Then fix the firmware class code.

Please, don't create random /dev nodes for firmware images like this,
use the firmware code, that is what it is there for, and it is correct
to use it for this type of interface.

> If I were to write user code for this, I'd really want a single
> transaction that uploads a capsule and gets a success/failure
> indication.  Using ioctl or a single big write sound fine.

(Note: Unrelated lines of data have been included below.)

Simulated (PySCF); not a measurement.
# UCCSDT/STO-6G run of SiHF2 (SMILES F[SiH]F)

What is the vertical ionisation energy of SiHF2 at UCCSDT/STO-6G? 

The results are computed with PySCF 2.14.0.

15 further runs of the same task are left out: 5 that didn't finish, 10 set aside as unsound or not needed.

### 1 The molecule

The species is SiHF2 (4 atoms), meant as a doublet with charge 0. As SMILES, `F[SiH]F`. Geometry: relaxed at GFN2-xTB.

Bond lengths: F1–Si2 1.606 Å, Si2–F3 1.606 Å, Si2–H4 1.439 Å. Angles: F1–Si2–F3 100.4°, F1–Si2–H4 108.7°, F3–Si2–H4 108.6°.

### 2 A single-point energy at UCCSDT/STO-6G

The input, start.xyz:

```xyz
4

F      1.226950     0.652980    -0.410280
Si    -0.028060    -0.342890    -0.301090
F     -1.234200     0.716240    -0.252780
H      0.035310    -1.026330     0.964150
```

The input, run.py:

That's what you are using with the firmware interface, so this patch is
currect.

> Basically, I agree that EFI capsules are firmware, and using the
> "firmware" mechanism makes logical sense.  But the firmware class is
> designed for kernel drivers that request firmware, user code that just
> blindly supplies an existing file, user code that doesn't care at all
> whether the firmware loaded correctly (because, for many drivers,
> there is probably no synchronous way to figure out whether the upload
> worked anyway), and firmware loading being idempotent.
> 
> For EFI capsules and other flash-my-device mechanisms, we want user
> code to send firmware independently of any driver request, user code
> to actively think about what it wants to send, user code to find out
> what happened as a result of the request, and user code to actively
> think about whether it should send another update.
> 
> If someone wants to make firmware_class work very nicely for this
> interface, that sounds great.  I'd recommend using a non-overlapping
> set of filenames in the sysfs directory to avoid confusing existing
> tools, especially since it's not obvious to be that the kernel has any
> way at all to detect that what it thinks is an intentional capsule
> load request is actually an old version of udev mindlessly responding
> to a firmware loading request (via udevadm trigger if nothing else).
> I kind of suspect that it will end up sharing very little code with
> the normal firmware mechanism, though.
> 
> This thing really does sound like it'll be 20-30 lines of code *total*
> using a misc device, and the earlier patches in the series could
> possibly be dropped entirely.

I don't want to see the misc interface used for this, sorry you don't
like it, but I feel the firmware interface is correct.